DaCosta’s lawyer, Luka Rados, placed particular emphasis on his client’s youth and lack of prior criminal record.

DaCosta, now 24, was just 19 when she smuggled cocaine from Jamaica and tried to sneak it into Canada through Pearson International Airport back on May 28, 2010.

The former Credit Bureau of Canada employee, who lived in Mississauga for several years before moving to Cambridge in 2010, was found guilty by the judge earlier this year of unlawfully importing cocaine into Canada.

Crown prosecutor Jennifer Campitelli presented evidence that DaCosta used two bottles of Stone’s Original Green Ginger Wine she purchased in Jamaica to conceal nearly two pounds of cocaine. Each bottle contained 415 grams of cocaine dissolved or suspended in amber-coloured liquid, court heard.

This tactic is just one of several innovative smuggling techniques Canada Border Services Agency officers are seeing regularly.

DaCosta was referred for secondary inspection upon entering Canada after her short trip to Jamaica and customs officers tested the outside of the two bottles of Stone’s Ginger Wine with an ion scan cloth or swab. It came back positive for traces of cocaine, court heard.

The street value of the cocaine could be as high as $91,300, court heard.

DaCosta, a mother of two, pleaded not guilty and in her evidence at trial, maintained that she was an innocent dupe with no knowledge that she had transported the illicit narcotic into Canada.
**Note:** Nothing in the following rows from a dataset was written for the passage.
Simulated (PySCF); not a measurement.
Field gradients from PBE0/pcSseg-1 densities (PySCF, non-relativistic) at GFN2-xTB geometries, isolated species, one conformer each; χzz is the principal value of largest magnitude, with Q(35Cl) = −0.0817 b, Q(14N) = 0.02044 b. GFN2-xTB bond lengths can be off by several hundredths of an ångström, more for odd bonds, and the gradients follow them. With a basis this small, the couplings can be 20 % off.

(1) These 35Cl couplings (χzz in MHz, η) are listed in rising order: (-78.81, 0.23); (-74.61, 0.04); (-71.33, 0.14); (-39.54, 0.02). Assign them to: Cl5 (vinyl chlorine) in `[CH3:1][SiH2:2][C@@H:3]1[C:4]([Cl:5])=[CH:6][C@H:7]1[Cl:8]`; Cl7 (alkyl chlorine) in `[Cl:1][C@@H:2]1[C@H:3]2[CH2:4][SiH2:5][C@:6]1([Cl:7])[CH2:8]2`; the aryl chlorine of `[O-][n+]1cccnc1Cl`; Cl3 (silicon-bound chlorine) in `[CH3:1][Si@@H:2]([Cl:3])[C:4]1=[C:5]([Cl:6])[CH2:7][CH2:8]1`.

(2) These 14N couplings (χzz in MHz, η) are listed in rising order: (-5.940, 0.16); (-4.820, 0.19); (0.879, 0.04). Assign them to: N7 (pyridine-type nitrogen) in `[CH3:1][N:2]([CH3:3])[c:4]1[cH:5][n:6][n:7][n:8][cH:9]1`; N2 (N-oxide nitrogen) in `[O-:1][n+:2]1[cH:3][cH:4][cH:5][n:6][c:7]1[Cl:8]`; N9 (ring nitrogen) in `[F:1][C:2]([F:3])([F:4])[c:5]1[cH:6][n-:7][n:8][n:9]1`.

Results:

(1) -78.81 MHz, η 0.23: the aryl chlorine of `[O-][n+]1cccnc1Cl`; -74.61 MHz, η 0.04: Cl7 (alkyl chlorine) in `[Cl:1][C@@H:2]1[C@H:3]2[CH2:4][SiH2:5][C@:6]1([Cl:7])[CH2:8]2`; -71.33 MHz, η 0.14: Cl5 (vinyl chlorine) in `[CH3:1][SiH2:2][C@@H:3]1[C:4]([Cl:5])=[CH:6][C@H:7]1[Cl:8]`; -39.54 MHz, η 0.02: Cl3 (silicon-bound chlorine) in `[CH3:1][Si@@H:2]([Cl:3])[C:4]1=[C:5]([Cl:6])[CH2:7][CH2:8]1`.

However, the judge didn’t believe her testimony and said the Crown presented a plethora of evidence.

“Apart from disbelief of the accused’s evidence as to lack of knowledge of cocaine in the wine bottles, proof of guilt has been established beyond a reasonable doubt on the whole of the evidence,” Hill said in his ruling. “The accused travelled to Jamaica in May 2010 on a short-planned trip with a plane ticket she could not afford, said to have been paid for by a third person, together with a passport issued four days before the flight. The accused was unemployed, as was her boyfriend, and pressed financially. On evaluation of the accused’s credibility, and in applying logic, common sense and human experience to the whole of the evidence, it must be concluded that she was an engaged and knowledgeable drug courier for profit.”